If $p$ and $q$ are distinct primes and $a$ be any integer then $a^{pq} -a^q -a^p +a$ is divisible by $pq$.
Factorising we get $a^{pq} -a^q -a^p +a =a^p(a^q -1) - a(a^{q-1}-1)$ and we know $p \mid a^{p-1}-1$ and $q \mid a^{q-1}-1$.
I can't proceed further with the proof. Please Help!
Hint Look at this $\pmod{p}$ and $\pmod{q}$. If you prove that your expression is $0$ in both modular arithmetics, you are done.
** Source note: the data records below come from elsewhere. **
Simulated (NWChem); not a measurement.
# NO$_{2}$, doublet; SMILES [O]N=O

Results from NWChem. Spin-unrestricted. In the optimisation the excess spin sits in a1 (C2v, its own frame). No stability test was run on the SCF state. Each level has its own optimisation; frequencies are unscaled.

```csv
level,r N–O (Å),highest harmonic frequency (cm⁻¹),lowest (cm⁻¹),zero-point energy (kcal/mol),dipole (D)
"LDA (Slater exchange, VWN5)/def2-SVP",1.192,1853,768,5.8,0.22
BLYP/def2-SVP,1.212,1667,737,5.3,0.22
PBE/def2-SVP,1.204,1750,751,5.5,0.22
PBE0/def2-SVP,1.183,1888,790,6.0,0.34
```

$\pmod{p}$ you have $a^p \equiv a \pmod{p}$ therefore you also have $$(a^p)^q \equiv a^q \pmod{p}$$
$\pmod{q}$ you can do a similar computation.
For prime $q,$ $$a^{pq}-a^q-a^p+a=[(\underbrace{a^p})^q-(\underbrace{a^p})]-[a^q-a]$$
Now by Fermat's Little Theorem, $b^q\equiv b\pmod q$ where $b$ is any integer
Set $b=a^p, a$
Similarly for prime $p$
Now if $p,q$ both divides $a^{pq}-a^q-a^p+a,$ the later must be divisible by lcm$(p,q)$
${\bf Lemma}\ \ {\rm Suppose }\ \ \forall a\!:\ P(a)\equiv a\pmod p$
$\qquad\qquad\qquad\ {\rm and}\ \ \forall a\!:\ Q(a)\equiv a\pmod q,\ $ for some polynomials $\,P,Q\in\Bbb Z[x]$
$\text{Then:}\,\bmod pq\!:\ R(a) := P(Q(a))-P(a)-Q(a)+a\equiv 0^{\phantom{|^{|^|}}}\!\!\!$
${\bf Proof }\ \ {\rm mod}\ p\!:\,\ R(a) \ \ \equiv\ \ \ Q(a)\ -\quad a\ \ -\ Q(a)+a\equiv 0^{\phantom{|^|}}\!\!$
$\ \ \ {\rm and\,\ \ \ mod}\ q\!:\,\ R(a)\ \ \equiv \ \ \ P(a) \ -\ P(a)-\ \ \,a\ \ +\ \, a\equiv 0^{\phantom{|^|}}\!\!$
so $\ p,q\mid R(a)\,\Rightarrow\, pq = {\rm lcm}(p,q)\mid R(a)^{\phantom{|^|}}\!\!$ by CCRT. $\ \bf\small QED.\ $ OP has $\, P(a) = a^p,\ Q(a) = a^q.$
Alternatively $\ \{PQ(a),\ a\}\,\equiv\, \{Q(a), P(a)\}\,$ mod $\,p\,$ & $\,q\,$ so also $\bmod pq,\,$ so their sums are congruent $\!\bmod pq.\,$ This view brings to the fore innate $\rm\color{#c00}{symmetry}$ - see my other answer here.
Hint $\,\ \{a^{pq},a\} \equiv \{a^p,a^q\}$ mod $ p,q,\,$ via $\,a^p\equiv a\pmod p,\ a^q\equiv a\pmod q\ $ [little Fermat]
Hence $\, a^{pq}\!+\!a \ \equiv\ a^p\! + a^q\,$ mod $\,p,q,\,$ so also mod $\,pq = {\rm lcm}(p,q)$
since addition $\,f(x,y)\, =\, x + y\,$ is $\rm\color{#c00}{symmetric}$ $\,f(x,y)= f(y,x),\,$ therefore its value depends only upon the (multi-)set $\,\{x,\,y\}.\,$
Generally $ $ if a polynomial $\,f\in\Bbb Z[x,y]\,$ is $\rm\color{#c00}{symmetric}$ then
$\qquad\qquad\quad \{A, B\}\, \equiv\, \{a,b\}\,\ {\rm mod}\,\ m,\, n\,\ \Rightarrow\,\ f(A,B)\equiv f(a,b)\, \pmod{\!{\rm lcm}(m,n)}\qquad\quad$
a generalization of the constant-case optimization of CRT = Chinese Remainder, combined with a generalization of the Polynomial Congruence Rule to (symmetric) bivariate polynomials.